README.md

GP2040 - Multi-platform Gamepad Firmware for RP2040 microcontrollers

The goal of GP2040 is to provide multi-platform compatibility for RP2040-based game controllers. The current feature set is:

• Support for the following input modes:
  • Nintendo Switch
  • XInput (PC, Android, Raspberry Pi)
  • DirectInput (PC, Mac, PS3)
• Left and Right stick emulation via D-pad inputs
• 3 SOCD cleaning modes - Neutral, Up Priority (a.k.a. Hitbox), Second Input Priority
• Low input latency, with default 1000 Hz (1 ms) polling rate in all modes
• Save options to internal memory
• Per-button LED support

Performance

One of the highest priorities of GP2040 is low input latency. Why bother building a custom controller if it's just a laggy, input-missing mess?

Input latency is tested using the methodology outlined at WydD's inputlag.science website, using the default 1000 Hz (1 ms) polling rate in the firmware.

Mode	Poll Rate	Min	Max	Avg	Stdev	% on time	%1f skip	%2f skip
All	1 ms	0.56 ms	1.59 ms	0.87 ms	0.24 ms	95.88%	4.12%	0%

Buttons

GP2040 uses a generic button labeling for gamepad state, which is then converted to the appropriate input type before sending. Here are the mappings of generic buttons to each supported platform/layout:

GP2040	XInput	Switch	PS3	DirectInput	Arcade
B1	A	B	Cross	2	K1
B2	B	A	Circle	3	K2
B3	X	Y	Square	1	P1
B4	Y	X	Triangle	4	P2
L1	LB	L	L1	5	P4
R1	RB	R	R1	6	P3
L2	LT	ZL	L2	7	K4
R2	RT	ZR	R2	8	K3
S1	Back	Minus	Select	9	Coin
S2	Start	Plus	Start	10	Start
L3	LS	LS	L3	11	LS
R3	RS	RS	R3	12	RS
A1	Guide	Home	-	13	-
A2	-	Capture	-	14	-

Usage

Any button references in this documentation will use the XInput labels for clarity.

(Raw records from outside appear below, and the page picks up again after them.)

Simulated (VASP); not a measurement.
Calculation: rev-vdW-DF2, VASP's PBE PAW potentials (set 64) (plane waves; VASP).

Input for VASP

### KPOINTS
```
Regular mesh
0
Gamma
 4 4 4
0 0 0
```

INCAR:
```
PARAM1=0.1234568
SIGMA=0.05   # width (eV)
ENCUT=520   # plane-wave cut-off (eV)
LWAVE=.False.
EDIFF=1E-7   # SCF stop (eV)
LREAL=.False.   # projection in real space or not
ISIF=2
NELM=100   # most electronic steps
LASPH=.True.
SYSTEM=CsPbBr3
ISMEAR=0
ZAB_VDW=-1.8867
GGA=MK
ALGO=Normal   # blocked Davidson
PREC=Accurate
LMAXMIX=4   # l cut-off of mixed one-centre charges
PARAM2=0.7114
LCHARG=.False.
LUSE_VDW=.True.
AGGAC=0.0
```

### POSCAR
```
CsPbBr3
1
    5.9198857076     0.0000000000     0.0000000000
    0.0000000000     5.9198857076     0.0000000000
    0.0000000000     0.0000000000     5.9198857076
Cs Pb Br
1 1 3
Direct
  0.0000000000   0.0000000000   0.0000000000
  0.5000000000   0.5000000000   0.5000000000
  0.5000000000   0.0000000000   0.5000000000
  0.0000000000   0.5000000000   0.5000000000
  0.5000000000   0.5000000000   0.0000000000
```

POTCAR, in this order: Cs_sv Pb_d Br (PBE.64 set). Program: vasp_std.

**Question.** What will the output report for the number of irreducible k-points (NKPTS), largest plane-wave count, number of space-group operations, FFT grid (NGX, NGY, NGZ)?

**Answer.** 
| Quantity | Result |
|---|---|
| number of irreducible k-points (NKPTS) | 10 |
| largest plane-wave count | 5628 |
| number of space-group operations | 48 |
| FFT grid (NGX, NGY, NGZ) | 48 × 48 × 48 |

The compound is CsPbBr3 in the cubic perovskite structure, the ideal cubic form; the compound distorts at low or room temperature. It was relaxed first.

NOTE: LED modes are only available for custom builds and the OSFRD configuration right now.

Home Button

If you do not have a dedicated Home button, you can activate it via the BACK + START + UP button combination.

Input Modes

To change the input mode, hold one of the following buttons as the controller is plugged in:

• RS for DirectInput/PS3
• BACK for Nintendo Switch
• START for XInput

Input mode is saved across power cycles.

D-Pad Modes

You can switch between the 3 modes for the D-Pad while the controller is in use by pressing one of the following combinations:

• BACK + START + DOWN - D-Pad
• BACK + START + LEFT - Emulate Left Analog stick
• BACK + START + RIGHT - Emulate Right Analog stick

D-Pad mode is saved across power cycles.

SOCD Modes

Simultaneous Opposite Cardinal Direction (SOCD) cleaning will ensure the controller doesn't send invalid directional inputs to the computer/console, like Left + Right at the same time. There are 3 modes to choose from while the controller is in use by pressing one of the following combinations:

• LS + RS + UP - Up Priority mode: Up + Down = Up, Left + Right = Neutral (Hitbox behavior)
• LS + RS + DOWN - Neutral mode: Up + Down = Neutral, Left + Right = Neutral
• LS + RS + LEFT - Last Input Priority (Last Win): Hold Up then hold Down = Down, then release and re-press Up = Up. Applies to both axes.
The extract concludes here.